New York CNN Business  — 

Jack Dorsey just survived a major threat to his leadership at Twitter.

On Monday, Twitter (TWTR) and activist hedge fund Elliott Management announced they had reached an agreement that keeps Dorsey at the helm of the social network.

Late last month, Elliott obtained a large stake in Twitter and advocated for changes, including possibly replacing Dorsey, a source familiar with the matter previously confirmed to CNN Business. Dorsey is also the CEO of payments company Square (SQ), and those two jobs were one issue that came up.

As part of the agreement, Twitter will add two new members to its board of directors and receive a $1 billion investment from investor Silver Lake. Twitter also expects to undertake a $2 billion share repurchase program.

“I am looking forward to working with Jack and the Board to help contribute to realizing Twitter’s full potential,” Jesse Cohn, partner at Elliott, said in a statement Monday.

Dorsey co-founded Twitter and Square, both of which are publicly traded companies. He served as Twitter’s first CEO before being pushed out in 2008. He returned to the post in 2015 and has remained in it since.

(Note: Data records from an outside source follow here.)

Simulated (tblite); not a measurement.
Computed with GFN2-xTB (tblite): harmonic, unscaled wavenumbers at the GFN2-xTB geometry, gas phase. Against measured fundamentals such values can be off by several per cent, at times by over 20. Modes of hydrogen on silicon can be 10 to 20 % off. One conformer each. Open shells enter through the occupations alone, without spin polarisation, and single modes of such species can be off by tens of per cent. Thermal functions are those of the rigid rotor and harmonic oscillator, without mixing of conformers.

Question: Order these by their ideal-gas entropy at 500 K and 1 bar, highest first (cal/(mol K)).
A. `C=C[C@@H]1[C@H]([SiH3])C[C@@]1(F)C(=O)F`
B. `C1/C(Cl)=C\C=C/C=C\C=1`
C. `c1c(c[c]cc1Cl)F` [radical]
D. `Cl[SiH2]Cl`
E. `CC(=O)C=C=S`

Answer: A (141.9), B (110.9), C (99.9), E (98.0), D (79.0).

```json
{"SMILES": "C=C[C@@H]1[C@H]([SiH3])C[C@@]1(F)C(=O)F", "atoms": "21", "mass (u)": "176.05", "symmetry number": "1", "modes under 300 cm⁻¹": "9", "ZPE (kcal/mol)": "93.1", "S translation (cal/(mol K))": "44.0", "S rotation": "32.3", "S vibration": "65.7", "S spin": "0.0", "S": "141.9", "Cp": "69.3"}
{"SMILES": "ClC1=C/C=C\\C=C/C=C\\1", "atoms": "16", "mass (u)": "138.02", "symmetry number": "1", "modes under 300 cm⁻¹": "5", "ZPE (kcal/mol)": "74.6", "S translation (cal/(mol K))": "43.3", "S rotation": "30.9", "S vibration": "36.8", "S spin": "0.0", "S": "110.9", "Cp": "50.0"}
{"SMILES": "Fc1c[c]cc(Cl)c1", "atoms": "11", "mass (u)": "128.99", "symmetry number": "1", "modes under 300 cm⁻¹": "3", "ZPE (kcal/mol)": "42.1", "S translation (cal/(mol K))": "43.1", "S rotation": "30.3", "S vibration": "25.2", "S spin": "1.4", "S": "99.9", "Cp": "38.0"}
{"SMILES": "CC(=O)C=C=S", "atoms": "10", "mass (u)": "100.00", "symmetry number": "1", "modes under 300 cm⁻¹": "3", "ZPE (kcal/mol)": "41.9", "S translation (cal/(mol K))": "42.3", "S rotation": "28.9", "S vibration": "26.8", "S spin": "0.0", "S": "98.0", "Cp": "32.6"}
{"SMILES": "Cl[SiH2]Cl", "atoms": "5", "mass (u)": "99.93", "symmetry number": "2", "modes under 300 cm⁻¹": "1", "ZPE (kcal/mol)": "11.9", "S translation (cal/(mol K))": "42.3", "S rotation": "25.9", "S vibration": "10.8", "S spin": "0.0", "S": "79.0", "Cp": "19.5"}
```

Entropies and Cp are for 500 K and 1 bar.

Dorsey has come under pressure before. Protestors accused him of being “complicit” after President Donald Trump tweeted about his nuclear button being “much bigger and more powerful” than North Korea’s. He’s faced claims from Trump and others about “discriminatory” behavior toward conservative users. He’s also steered Twitter through a rough patch when it was struggling with shrinking user numbers and revenue.

But he has survived each time.

Dorsey has a daily juggling act as he balances leading two companies. He spends mornings at Twitter and afternoons at Square. (Twitter and Square’s San Francisco offices are located essentially across the street from each other.) Beyond managing both companies, Dorsey had also planned to live in Africa for a few months this year.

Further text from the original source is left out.